China’s Exporters Smuggle Antiquities as Cheap Knockoffs

The Meiyintang Chicken Cup Courtesy Sotheby's
The Meiyintang Chicken Cup Courtesy Sotheby's.

 

Chinese smugglers are hoodwinking authorities by declaring valuable antiques to be of minimal value during the exporting process, reports Bloomberg Businessweek. A Sotheby’s Institute of Art masters student has studied import records from the United Nations Commodity Trade Statistics Database, or Comtrade, from 2000 to 2012, and found a nearly $1.4-billion gap between declared values on export records from China and US import records.

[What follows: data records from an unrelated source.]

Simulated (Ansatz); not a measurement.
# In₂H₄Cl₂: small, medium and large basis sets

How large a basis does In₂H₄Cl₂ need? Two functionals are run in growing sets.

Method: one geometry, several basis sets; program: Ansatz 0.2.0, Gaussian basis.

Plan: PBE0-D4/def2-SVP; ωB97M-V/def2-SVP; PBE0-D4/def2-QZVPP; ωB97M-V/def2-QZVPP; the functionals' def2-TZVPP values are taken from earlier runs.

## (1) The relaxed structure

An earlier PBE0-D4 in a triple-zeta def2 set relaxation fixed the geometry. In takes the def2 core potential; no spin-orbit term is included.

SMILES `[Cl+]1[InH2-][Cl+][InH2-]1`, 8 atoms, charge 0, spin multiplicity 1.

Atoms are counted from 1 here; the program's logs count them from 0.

According to Alice Lovell Rossiter, Chinese jades, porcelain vases, and classical paintings are routinely valued at least twice as much as Chinese export records would lead one to expect once imported to the US. There they are likely sold on the secondary market.

“Objects over 100 years of age are misclassified in order to avoid scrutiny by Chinese export officials, then reclassified properly when brought to the United States,” reads Rossiter’s master’s thesis. “I found that smuggling of cultural heritage items is rampant.”

Allegedly, imported art is similarly mislabeled to avoid incurring the high tax on fine art. Rossiter’s paper also describes a “money-laundering scheme… created through purchasing art outside of China, then shipping the object marked with a low value back into the country. Then the object is either held as a store of value or sold for cash within China’s borders.”

Although Rossiter’s findings suggest that such tricks are fairly common, the Meiyintang Chicken Cup, the so-called Chinese holy grail, which recently made news when it was auctioned by Sotheby’s for a record $36 million, was presumably not smuggled.